In Arabic pop culture, a Sultana is the object of desire in an old Egyptian folk song, "Bint el Sultan," which literally translates to "Daughter of the Sultan." It represents a familiar reference for those with a particular affinity for Arabic music. In fact, one only needs to peruse the internet to find that a spicier version of the original tune, the lyrics of which revolve around a stunningly beautiful Sultana whom the singer lusts, may be heard at Arabic dance parties, clubs and concerts.
There is, however, a lesser known historical account of the Sultana which has been frequently dismissed or in the alternative, overlooked. Nevertheless, she remains an inextricable part of Islamic history.
She is the female Muslim ruler.
And, her story exemplifies the flexible environment Islam has traditionally provided for women to flourish not only spiritually, but even, politically.
Today, at a time when women are confronted with false choices between being a so-called career woman or a wife/mother, the Sultana's life reminds us again of the historical possibility of fulfilling these roles simultaneously should a woman so choose.
She also reminds us of women's limitless potential, including Muslim women.
Asma bint Shihab as-Sulayhiyya, for example, was wife to the founder of the Fatimid (Islamic) Dynasty in Yemen. Following her husband's murder in 1046, she was imprisoned for two years and subsequently became ruler of Yemen.
Her reign was a prosperous one, spanning approximately 20 years during. Asma successfully promoted her people's economic, political and social well-being -- focusing on infrastructure while avoiding military conflict through skillful diplomacy.
Like Asma, Arwa bint Ahmad as-Sulayhiyy also governed Yemen during the Fatimid Dynasty. During her extensive 47 year reign, lasting from 1091 through 1138, she shifted the country's focus from military arms to agriculture.
Notable among the Muslim female sovereigns is Radiyya bint Iltutmish. Radiyya served as Sultana of Delhi in India. It is worth noting that her father selected her to govern over her brothers. When Radiyya subsequently chose to step down in favor of her brother, the masses demanded her reinstatement and she once again, assumed rule.
While Radiyya's political administration was brief, spanning approximately four years from 1236 to 1240, it was nevertheless fruitful. In her capacity as Sultana, Radiyya established peace, maintained order, encouraged trade, built roads, planted trees, dug wells, supported poets, painters and musicians and constructed schools and libraries. Like those who would eventually succeed her, Radiyya encountered trouble with military officials who overthrew her.

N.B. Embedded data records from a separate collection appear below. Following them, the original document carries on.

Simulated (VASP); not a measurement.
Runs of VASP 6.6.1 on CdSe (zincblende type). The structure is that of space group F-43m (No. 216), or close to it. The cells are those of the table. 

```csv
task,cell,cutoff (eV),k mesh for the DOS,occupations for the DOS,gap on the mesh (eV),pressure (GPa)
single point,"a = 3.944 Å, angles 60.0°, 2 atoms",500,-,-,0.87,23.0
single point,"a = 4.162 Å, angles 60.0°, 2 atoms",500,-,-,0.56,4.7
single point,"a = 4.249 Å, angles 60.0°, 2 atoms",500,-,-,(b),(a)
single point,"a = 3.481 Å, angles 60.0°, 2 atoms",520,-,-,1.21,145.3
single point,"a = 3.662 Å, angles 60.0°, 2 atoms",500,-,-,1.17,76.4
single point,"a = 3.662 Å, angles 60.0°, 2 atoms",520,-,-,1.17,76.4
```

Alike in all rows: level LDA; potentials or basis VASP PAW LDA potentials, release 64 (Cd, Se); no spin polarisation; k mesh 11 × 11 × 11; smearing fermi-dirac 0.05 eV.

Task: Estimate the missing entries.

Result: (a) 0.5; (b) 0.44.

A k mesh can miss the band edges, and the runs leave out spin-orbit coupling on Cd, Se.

Whereas Radiyya's father facilitated her political ascension, Terken Khatun acquired power by marrying a powerful member of the Salghurid dynasty in Iran. When her husband died in 1261, she became the ruler of Fars, Iran but was murdered shortly thereafter (by her new husband). Shortly thereafter Abish Khatun governed as Sultana of Fars for approximately 24 years, from 1263 to 1287.
Politics, of course, can be tricky -- some administrations were quite brief and resulted at times in the Sultana's untimely demise.
For instance, while Ma'at Layla succeeded her brother to power in Harrar, Ethiopia she governed briefly, from 1285 through 1287. Likewise, the administration of Padishah Khatun bint Qutb ad-din, who led Kirman, Persia was brief running from 1291 through 1295. Padishah was also overthrown and actually executed. Sati Beg also led Persia for only two years beginning in 1338.
There were Sultanas who enjoyed a bit more political longevity in leading. In fact, at least one founded her own dynasty. Sultana Rahandi Kabadi Kilege (also known as Khadija) founded a dynasty of Sultanas who governed the Maldive Islands for forty years.
Indeed, Khadija initially ruled from 1348 to 1379, and was then succeeded by her sister, Sultana Maryam, who governed until 1383. She, in turn, was succeeded by her daughter, Sultana Malikat Dayin Kabadi Kilege, who led until 1388.
Other Muslim women shared their power like Qasa of Mali who served as a co-ruler with her husband and cousin, until 1360. (Tangentially, when her husband divorced her, she organized a revolt against him).
It is also worth noting the Sultanas continued to lead well into the 17th and 18th centuries.
In the 17th century, Nur al-Azam led as Sultana of Sulu located in the Philippines. From 1641 to 1675, Taj al-Alam Safiyyat ad-Din Shah served as Sultana of Atjeh, Sumatra located in Indonesia. She was, in fact, the first in a line of female rulers.
After her, Sultana Nur al-Alam Taqiyyat ad-Din Shah governed Atjeh for three years. In what would be termed a "Golden Age," Inayat Shah Zakiyyat ad-Din Shah then ruled Atjeh for 10 years, until 1688. Sultana Kamalat Shah Zinat ad-Din, followed her lead and governed Atjeh for 11 years until 1699. The latter's reign, too, was deemed a "Golden Age."
In the 18th century, Mfalma Fatima led Pate situated in East Africa. Of course she was not alone. In 1819, Mariambe Adi-Raja Bibi began her reign in the Cannanore State in India for 19 years.
And, as recently as the 19th century, Hadija bint Ahmad Mugne Mku served as Sultana in the Comoro Islands off the south-east coast of Africa.
As we can see, the historical role of Muslim women has by no means been confined to house and home. Arguably, current social, political and educational restrictions on Muslim women represent a fairly modern convention unsupported by the Islamic historical record which, in contrast, evidences diverse contributions by empowered capable women.
The Sultana then should bring to mind much more than the catchy lyrics of a popular (and admittedly enjoyable) Arabic dance tune. In fact, this lesser known record of her life offers inspiration and much needed insight on women in Islamic thought, society and history.
Indeed, treasures are often well concealed.